Wednesday, March 23, 2011

Academic Bias

Megan McArdle dares to comment on bias in academia:

Unbiasing Academia

In other words, a professor is almost twice as likely to support the Democratic party as a member of the general population, and about 80% less likely to support the GOP. By contrast, a military officer is about 40% more likely to identify as a Republican as someone in the general population, and about as likely to identify as a Democrat. In fact, the only profession I could find that skews 80% towards Republicans is Southern Baptist ministers. I suspect both professors and ministers would resent the comparison.

....

I think what conservatives want most of all is simply recognition that they are being shut out. It is a double indignity to be discriminated against, and then be told unctuously that your group's underrepresentation is proof that almost none of you are as good as "us".

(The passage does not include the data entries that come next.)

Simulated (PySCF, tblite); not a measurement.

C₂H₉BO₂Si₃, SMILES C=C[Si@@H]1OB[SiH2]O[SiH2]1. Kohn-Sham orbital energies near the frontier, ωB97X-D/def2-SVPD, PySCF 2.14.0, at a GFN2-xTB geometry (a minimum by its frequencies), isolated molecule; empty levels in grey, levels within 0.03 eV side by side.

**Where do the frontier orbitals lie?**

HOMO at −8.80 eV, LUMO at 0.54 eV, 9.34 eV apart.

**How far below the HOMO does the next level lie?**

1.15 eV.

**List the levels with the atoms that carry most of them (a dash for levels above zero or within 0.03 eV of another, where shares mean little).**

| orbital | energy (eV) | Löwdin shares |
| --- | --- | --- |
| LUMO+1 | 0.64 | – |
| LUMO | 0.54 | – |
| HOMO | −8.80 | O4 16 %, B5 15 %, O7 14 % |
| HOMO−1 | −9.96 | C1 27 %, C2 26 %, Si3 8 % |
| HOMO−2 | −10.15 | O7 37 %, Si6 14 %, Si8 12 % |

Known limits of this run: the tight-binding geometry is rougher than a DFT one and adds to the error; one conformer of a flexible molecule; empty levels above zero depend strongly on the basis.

And What Does Bias Look Like?

...the other problem with excluding conservatives: it makes scholarship worse. Unless we assume what to many liberals is "proven" by their predominance in academia--that conservative ideas have no merit--leaving conservatives out means that important viewpoints are excluded. We are never the best interrogators of our ideas. It requires motivated critics to lay bare our hidden assumptions, our misreading of the data, our factual inaccuracies. No matter how scrupulously honest you try to be, you are no substitute for an irritated opponent thinking, "That can't possibly be right!"

If you build a group with the same assumptions, you can all too easily go wrong.

Moreover, as Haidt points out, that group develops sacred taboos that can't be violated. If facts threaten the sacred space, facts get jettisoned. Think of the creationist museum--or Larry Summers getting attacked by a swarm of angry critics for suggesting that it was possible that inborn differences in the distribution of intelligence might explain why men--who have a higher observed variance in math ability--are more likely to be found in the sciences.

Now, Summers could be wrong---as I say, I am inherently suspicious of narratives that offer neat explanations for why the dominant position of one group can't be changed. But the critics did not rush to explain why this was unlikely to be right. They furiously rushed to punish him for having said it. They were angry about sexism, not science.

Yet one more reason why I am suspicious that liberals' unshakeable commitment to scientific rigor is what forces them to exclude conservatives tainted by association with creationism.

I don't say this to denigrate liberals--obviously, conservatives have their taboos too. But it's healthier if different groups, with different taboos, all have a place in the quest for truth. Monoculture is as unhealthy for ideas as it is for agriculture.

Eugene Volokh observes:

I am regularly astounded by the number of otherwise-intelligent academics I encounter who are completely ignorant of alternative views. It’s not that they’ve considered and rejected conservative or libertarian arguments. It’s that they fail to understand them, if they are familiar with them at all. This post by Mark Kleiman is a good example, in that it puts forward a laughable caricature of libertarian and originalist constitutional thought that would have been discredited with but a moment’s investigation into the question (as I noted here, and Pejman Yousefzadeh discussed here). To Prof. Kleiman’s credit, he backed off (a little) when other took the time to respond, but that a prominent, thoughtful academic would post something like this as an ostensibly thoughtful critique of right-leaning ideas says quite a bit about the state of much academic discourse.